I am an immigrant. I don’t vote (I shouldn’t pay taxes, after all, I thought the US believed in “no taxation without representation”, but I digress). I am legally here, but I know quite a few people who I think entered here illegally, and I don’t want them to be deported (maybe a few of them…). I can put faces to parents and children where only the latter are legally in the US, and I can see how much they would suffer.

But I was expecting more of your argument. It’s a sad state of affairs, indeed, that “he’s purposely cruel to migrants” is not enough of a reason to shun a candidate, but that’s the reality today.

I was reading a twitter thread recently about how we’re much better off economically than generations past, but it doesn’t feel so, and the reason they gave was “complexity”. A complexity that lower classes avoid by not even engaging with them (which harms them) and that the rich avoid by paying someone to solve it for them. One obvious example is navigating all the tax advantaged accounts and how to optimize them instead of getting a good old pension. But there are other examples, that I think people my age (I’m 41) and a bit younger will relate.

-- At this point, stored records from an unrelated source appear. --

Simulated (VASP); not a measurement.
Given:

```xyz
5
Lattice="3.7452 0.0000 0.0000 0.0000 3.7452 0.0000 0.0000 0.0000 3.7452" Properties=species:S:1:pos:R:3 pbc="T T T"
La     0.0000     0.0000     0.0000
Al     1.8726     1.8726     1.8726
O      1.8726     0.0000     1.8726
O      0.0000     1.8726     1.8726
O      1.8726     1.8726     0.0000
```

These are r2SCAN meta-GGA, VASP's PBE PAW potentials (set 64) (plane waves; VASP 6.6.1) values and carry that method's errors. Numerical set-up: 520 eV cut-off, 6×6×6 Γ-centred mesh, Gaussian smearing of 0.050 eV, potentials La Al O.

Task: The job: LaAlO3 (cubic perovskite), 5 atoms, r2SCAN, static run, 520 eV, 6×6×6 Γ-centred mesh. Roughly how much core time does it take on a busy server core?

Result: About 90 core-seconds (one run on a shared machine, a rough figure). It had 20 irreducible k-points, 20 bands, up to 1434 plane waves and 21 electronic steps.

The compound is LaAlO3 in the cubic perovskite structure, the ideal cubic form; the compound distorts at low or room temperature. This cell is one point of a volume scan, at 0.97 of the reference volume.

I cannot just “send my kids to school”. People could do that in the past, they can’t do it anymore. The worst that my parents generation had to deal with was communist propaganda in History classes. That’s very easy to deal with, and unless your child enters a terrorist cell — a very rare occurrence — they will grow out of it with negligible consequences. The other thing they had to deal with was bullying — you don’t want your child to be a bully nor be impotent in face of them.

I don’t care if my kids don’t learn anything at school — my wife and I are smart and educated, we provide them learning opportunities at all times, we can teach whatever they lack from school — at least until high school. I care if they lose their soul. California teachers can “coach” your kids into gender-dysphoria and parents don’t need to be informed. And before someone says “ah, but that’s California”, it hasn’t been 15 years since Proposition 8 won in that state, and Obgerfell happened not even half a decade after that.

Most 12 year olds have been exposed to pornography. At school.

My wife and I spend a lot of our mental cycles thinking about where to send our kids to school, and we can never trust anyone. We do research, we converse with other parents, we try to find references, and we painfully pulled our children from schools — stopping or at least impairing friendships they were growing. But we had to.

I spent a few paragraphs talking about schools. But there’s much more. Food, for instance. It used to be easy. Eat real food, don’t overdo sugar or fat, and you’ll be healthy. You didn’t have to read a peanut butter label — it was peanut butter! Obesity finally stopped growing — thanks to semaglutide — but was a non-stop growth even if people ate considerably fewer calories than desk workers of 50 years ago. And even if you take semaglutide, that’s another complexity: will this drug help me, what harm can it cause? I spend a lot of time when doing grocery shopping reading labels. Is this Salmon from Chile (bad) or Norway (good). Is this real food or industrial frankenslop? How many unrecognizable ingredients are there in this bread? Ad nauseam.

Even your specialty, movies. I am unwilling to take my children to the theater because I don’t know what they are going to be subject to. You know that pretty well. You made a part-time career helping parents navigate that complexity — and I am really thankful to you.

Or social networks. I once made an innocent comment on twitter that I didn’t find the Ariel actress pretty. Not only people called me a racist but one of them doxxed me and tagged my employer!

I could go on and on — people today trust politicians more than mainstream media, across the political spectrum; retailers don’t want returns anymore because it’s more expensive to ship than to replace most products (with the expected environmental impact of that); — but I have been writing this comment for close to an hour now and I think you got the gist of it. None of those things are an endorsement of this or that candidate. But they show the allure of “make America great / healthy again”. Especially when the everything that — rightly or wrongly — people see as a “problem that we didn’t have before” is endorsed by the democrats.

And I didn’t even get to abortion! If Kamala wins, it’s mainly because of abortion — because Americans want the right to terminate human lives. Wasn’t for Dobbs, this election wouldn’t be even close. I don’t know if I could morally justify continuing to live here if that happens.

People want normalcy. And Trump promises that.